I recently posted a request for a few days in a hut in the wild for a bit of time away. My very good friends and connections have given me leads which I hope will lead to days away soon, on Bodmin Moor, Dartmoor, and more locally at Prussia cove.
I’ve three books on the go at the moment, and I feel some time to take a high view over them would be good.
Here is an excerpt from my writing entitled ‘Love Letters.’
At the ends of your rounded fingertips there are creases, or little seams (I might ask, if I were sunshine, may I sit beside you with tiny snippers , and open up the seams? Will you tell me your secrets?)
Your fingers grow daily in the garden, their blunt ends emerge brown and pink from the dark soil. I watch them morning and evening. I drop onto my knees, onto the grass, then onto my palms, spread on the damp green, so I can watch you emerge. Each day you grow a little more.
As you reach upwards towards the sky the seam along the end of your finger opens, revealing gatherings of further petal-y finger-buds which become pink as they open. I smell the grass, I smell the earth, I can smell the bones of creatures asleep, fading, some hand-spans down beneath me. Bees come. The stems of your fingers grow longer and thicker. The buds swell and the flowers emerge, one after another. You are broad, luscious, soft. The skin of your petals, some cloud seme – cloud seed – a breath of semen, a seed gathering, falling upwards into my lap. I see you swirling in the space between us, all the tiny hanging be-skirted seeds, looking for this palm – or that one – to land upon, to nestle into, to set up home. The seeds are all the words I say; they fill my mouth, they land here after floating for so many cold seasons; the currents of your breath dispel them over my body before they gather and spill softly around my belly.
The entrance point: my umbilicus – the golden cord goes through here, little hands follow each other through the door.

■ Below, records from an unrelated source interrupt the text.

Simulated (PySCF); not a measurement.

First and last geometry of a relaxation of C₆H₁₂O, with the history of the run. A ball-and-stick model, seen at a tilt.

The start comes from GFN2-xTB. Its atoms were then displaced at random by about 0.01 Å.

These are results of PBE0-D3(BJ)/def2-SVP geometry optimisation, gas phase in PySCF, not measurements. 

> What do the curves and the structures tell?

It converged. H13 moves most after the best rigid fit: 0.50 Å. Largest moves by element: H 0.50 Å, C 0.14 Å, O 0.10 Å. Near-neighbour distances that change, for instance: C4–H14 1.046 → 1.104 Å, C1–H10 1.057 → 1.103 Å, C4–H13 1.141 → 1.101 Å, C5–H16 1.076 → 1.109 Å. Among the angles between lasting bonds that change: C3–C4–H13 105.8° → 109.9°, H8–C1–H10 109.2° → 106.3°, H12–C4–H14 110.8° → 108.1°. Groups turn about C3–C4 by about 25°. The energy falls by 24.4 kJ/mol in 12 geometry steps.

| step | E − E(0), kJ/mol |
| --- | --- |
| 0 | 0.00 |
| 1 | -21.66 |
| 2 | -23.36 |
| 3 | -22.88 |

Your petals stroke my legs as I stand near you. I think to be an animal, and I stand over all of you, this forest of hands growing in my garden. Your petals stroke my belly, and my thighs. I can be the sky for a while, you will be my earth. You are the man in the garden with the broad chest of dark fronds I would lie on in joy, moving snake-like; or wriggling like an infant, sucking drops of moisture from the ends of all your stems.